Forex intervention bad for ringgit in the long run, PKR man warns

Dr Fahmi Ngah warns that prolonged currency intervention would eat away at the country’s foreign reserves. — Picture courtesy of PKR
Dr Fahmi Ngah warns that prolonged currency intervention would eat away at the country’s foreign reserves. — Picture courtesy of PKR

PETALING JAYA, July 28 ― Malaysia’s central bank cannot impose prolonged currency intervention to bolster the ringgit’s flagging performance, as it could eventually erode the country’s foreign reserves, a PKR man claimed today.

Dr Fahmi Ngah, the director of the party’s investment and trade bureau, acknowledged that there is a need for “some sort of intervention” in the short term but warned that prolonged intervention would eat away at the country’s foreign reserves.
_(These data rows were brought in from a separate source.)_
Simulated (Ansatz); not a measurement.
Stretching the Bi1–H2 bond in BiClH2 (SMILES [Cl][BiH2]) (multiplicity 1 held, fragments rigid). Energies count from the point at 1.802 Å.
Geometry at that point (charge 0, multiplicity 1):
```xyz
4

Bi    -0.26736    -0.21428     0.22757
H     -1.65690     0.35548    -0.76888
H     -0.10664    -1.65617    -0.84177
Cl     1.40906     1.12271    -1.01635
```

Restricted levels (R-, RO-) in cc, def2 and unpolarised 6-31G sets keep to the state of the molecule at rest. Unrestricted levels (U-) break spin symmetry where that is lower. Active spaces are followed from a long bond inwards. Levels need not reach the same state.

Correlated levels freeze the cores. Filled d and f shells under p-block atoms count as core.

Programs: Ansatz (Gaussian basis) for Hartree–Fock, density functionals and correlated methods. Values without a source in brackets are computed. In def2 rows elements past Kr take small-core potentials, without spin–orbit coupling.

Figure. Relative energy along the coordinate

“Concurrent with Bank Negara actions, we must take measures to counter the very negative perception of domestic and foreign investors,” he said at a news conference.

“The only positive way forward is to tackle corruption and stop the undue influence of politics in the economy,” Fahmi said.

Currency or foreign exchange intervention is a mechanism where a country’s central bank buys or sells their own domestic currency to raise or lower rates on the foreign exchange market.

The ringgit has been rated as the region’s worst performing currency over the first half of this year, with its value having dipped below the Asian Financial Crisis peg of 3.80 to a dollar.

Fahmi stressed that currency intervention is at best a short-term solution to prop up the local currency while the federal government works on more permanent solutions.

This includes taking urgent and decisive action to deal with the multi-billion ringgit 1Malaysia Development Berhad (1MDB) fiasco to restore confidence in Malaysia’s economy, he added.

Bureau chairman Wong Chen, meanwhile, urged Putrajaya to form a pre-crisis committee to deal with a possible repeat of the Asian financial crash of the late 1990s.

He noted that it is only makes sense to be prepared for any fiscal eventuality, even if Malaysia has not reached a crisis stage as of now.

“That's why we are asking for a pre-crisis committee to look at pre-emptive measures and that should involve the Treasury and the Bank Negara and the Associations of Banks to advice, not just the Cabinet but involve the Parliamentarians from the government and also from the Opposition,” he said.

The Malaysian Foreign Exchange reserves had plummeted to US$100.5 billion (RM383.3 billion) with the ringgit weakening to a 16-year low of 1 US dollar to RM3.81.

During the Asian Fiaancial crisis in 1998, Malaysia's foreign exchange reserves bottomed to USD 20 billion and 1 US dollar was pegged to RM3.80 in September 1998.